Design 11: Computer Graphics

Saturday, May 9, 2026

By Julius Boateng

Theme

I've never taken a Computer Graphics course, so my understanding of the field is very rudimentary and surface-level. However, I thought this was an interesting CS subfield to explore since it deals with how visuals are rendered. Plus, the topic felt like a natural next step after the Human-Computer Interaction puzzle.

Computer graphics is one of the more specialized themes I've explored since it's foundational to industries like video games and animation. While both rely heavily on rendering techniques, games prioritize real-time interaction and performance while animation often prioritizes visual fidelity.

Grid

In the previous Human-Computer Interaction design note, I mentioned how creating the grid after creating the clues resulted in an unbalanced board. I modified my approach to write clue answers first, build the grid next, add additional answers if needed, then write the corresponding questions. This process allows me to figure out if my current clue set supports a balanced board and provides the flexibility to add or remove clues before the time-consuming process of writing questions.

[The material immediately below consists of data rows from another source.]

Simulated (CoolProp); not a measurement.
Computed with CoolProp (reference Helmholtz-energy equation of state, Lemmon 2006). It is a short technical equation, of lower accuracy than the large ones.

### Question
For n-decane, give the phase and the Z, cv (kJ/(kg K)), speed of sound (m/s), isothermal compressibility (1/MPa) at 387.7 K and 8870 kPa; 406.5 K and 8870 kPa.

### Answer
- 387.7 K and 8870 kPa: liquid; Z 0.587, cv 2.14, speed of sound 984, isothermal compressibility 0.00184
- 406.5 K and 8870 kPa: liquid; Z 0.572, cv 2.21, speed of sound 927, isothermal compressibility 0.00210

The main problem with the previous grid was that many of the clues were long, so I didn't have much flexibility with spacing. Thankfully for this puzzle, the clues I selected had varied length. I was particularly nervous about Rasterization since it's 13 characters long. Sutherland and Projection were the only other clues I had to meaningfully watch out for because of length. The remaining clues were relatively simple to cross outside of Zbuffer because of its low-frequency characters.

Culling and Normal were later additions after I created the grid and realized I had extra space.

Clues

Since I have a surface-level understanding of computer graphics, I selected answers fundamental to the field and leaned heavily into technical definitions. After creating the initial set of clues, I added historical or interesting details to make them slightly more engaging. I tried to make the questions technical enough for the terms to be accurately represented, but not so technical that they felt esoteric. Something I thought was particularly fun was learning that pixel is an abbreviation for "picture element."

Tradeoffs

Outside of trying to balance how technical the questions were, I also had to cut clues that are part of the field but didn't completely fit the puzzle. Some examples are Ray Tracing, GPU, and Texture. Including Ray Tracing would have introduced another long word, and it didn't feel as foundational to the field. GPU would have been a nice addition, but it would have leaned more into the hardware side of computer graphics, which isn't emphasized much in the puzzle. Texture felt slightly more focused on visual detail rather than the rendering pipeline.

Notes

This is a topic that I felt slightly intimidated creating a puzzle for since it seemed really technical with explicit language conventions that I didn't have much experience with. Writing the clues and reading more about the core concepts made me feel a bit more informed, but that's still more passing knowledge than core understanding.